Today is Labor Day. Perhaps working people should wear black armbands today. Perhaps this day should be designated a national day of mourning. The working men and women of America are slowly being ground down by the forces of greed, expediency and apathy.

America's workers are in trouble. In 1950, about half were represented by labor unions. Now that number is down to about one in seven.

Our politicians don't seem to care much about working men and women. Our last elected president, Bill Clinton, came from the land of nonunion shops like Wal-Mart and Tyson Chicken. In Arkansas, "union" is a bad word, akin to "communist" or "molester."

Our selected president, George W. Bush, is from Texas, where the welcome mat is always out for wretchedly poor Mexicans to cross the Rio Grande and work like slaves for peon wages.

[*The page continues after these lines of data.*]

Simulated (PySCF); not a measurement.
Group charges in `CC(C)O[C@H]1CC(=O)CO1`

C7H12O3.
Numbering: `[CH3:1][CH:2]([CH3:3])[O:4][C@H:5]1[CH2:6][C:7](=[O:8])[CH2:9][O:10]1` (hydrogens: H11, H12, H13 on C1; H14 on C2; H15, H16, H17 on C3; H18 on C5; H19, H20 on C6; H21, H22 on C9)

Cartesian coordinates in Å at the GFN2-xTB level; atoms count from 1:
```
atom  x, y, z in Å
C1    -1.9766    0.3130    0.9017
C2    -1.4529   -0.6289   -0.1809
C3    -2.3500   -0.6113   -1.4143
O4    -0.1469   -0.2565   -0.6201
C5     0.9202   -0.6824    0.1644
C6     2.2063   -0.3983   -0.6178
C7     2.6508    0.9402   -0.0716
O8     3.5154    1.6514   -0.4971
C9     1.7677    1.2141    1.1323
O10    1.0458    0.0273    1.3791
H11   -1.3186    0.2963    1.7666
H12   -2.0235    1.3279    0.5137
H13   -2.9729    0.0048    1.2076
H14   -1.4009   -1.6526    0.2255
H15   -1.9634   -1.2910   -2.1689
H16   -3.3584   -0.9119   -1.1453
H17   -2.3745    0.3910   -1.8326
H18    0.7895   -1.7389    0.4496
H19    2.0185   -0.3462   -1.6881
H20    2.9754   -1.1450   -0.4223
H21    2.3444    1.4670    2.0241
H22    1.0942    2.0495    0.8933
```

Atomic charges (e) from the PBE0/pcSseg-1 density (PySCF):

It is well for us to remember, on Labor Day, Emma Lazarus's 1883 inscription for the Statue of Liberty:

"Give me your tired, your poor,

Your huddled masses yearning to breathe free,

The wretched refuse of your teeming shore.

Send these, the homeless, tempest-tost to me,

I lift my lamp beside the golden door!"

That's a noble sentiment, and we all applaud it (no matter how much we abhor those huddled masses), but there perhaps should be a second inscription: "After you get here, Bubba, we're going to put you to work and pay you as close to nothing as we can get away with."

In America, it was always thus. The first slaves here were not blacks from Africa but rather white Europeans known euphemistically as "indentured servants." Those servants were required to work like slaves for seven years (more or less) to "pay" for their passage to the New World.

After that they were "free" -- free to continue to work like slaves for poverty wages.

(A variation of the indentured servant practice continues today, with Asian women virtually tied to their machines in garment-making sweat shops.)

Considering the conditions for early American workers, it is not surprising that they eventually caught on to the labor union movement nudging forward in Europe.

Organization was difficult. Unions were sullied as "immoral." Then, as now, politicians were in the pockets of big contributors. So working people got precious little help from their elected officials.

When they did get organized, one of the first things they campaigned for was a shorter work day: 10 hours. Twelve hours was too long, the unions argued. And they wanted one day a week off, Sunday.

Employers were shocked and dismayed at these outrageous demands, but somehow the unions carried the day.

If you think today's employers are one iota different than those of 100 or 200 years ago, you don't know much about people. In a dog-eat-dog culture like ours, the big dog will always eat the little dog, given the chance.

Most of us know about -- but few seem to appreciate -- the success unions eventually enjoyed. They got the work week down to five days, the work day down to eight hours. They won paid vacations. They won health care benefits and pensions.

People who work in nonunion shops -- Wal-Mart or Costco, for instance -- very often have no idea how much unions help them. Because unions have improved working conditions for union members elsewhere, the nonunion shop owners must offer comparable pay and benefits. If they don't, they'll have a hard time finding employees, and sooner or later their shops will be unionized.

Modern employers are doing everything they can to keep unions out. One tactic is to do away with "employees" and call them "independent contractors" instead. The "contractors" do all the work employees did, but they get no benefits, and their companies are not obligated to pay Social Security taxes for them or fuss with any messy bookkeeping.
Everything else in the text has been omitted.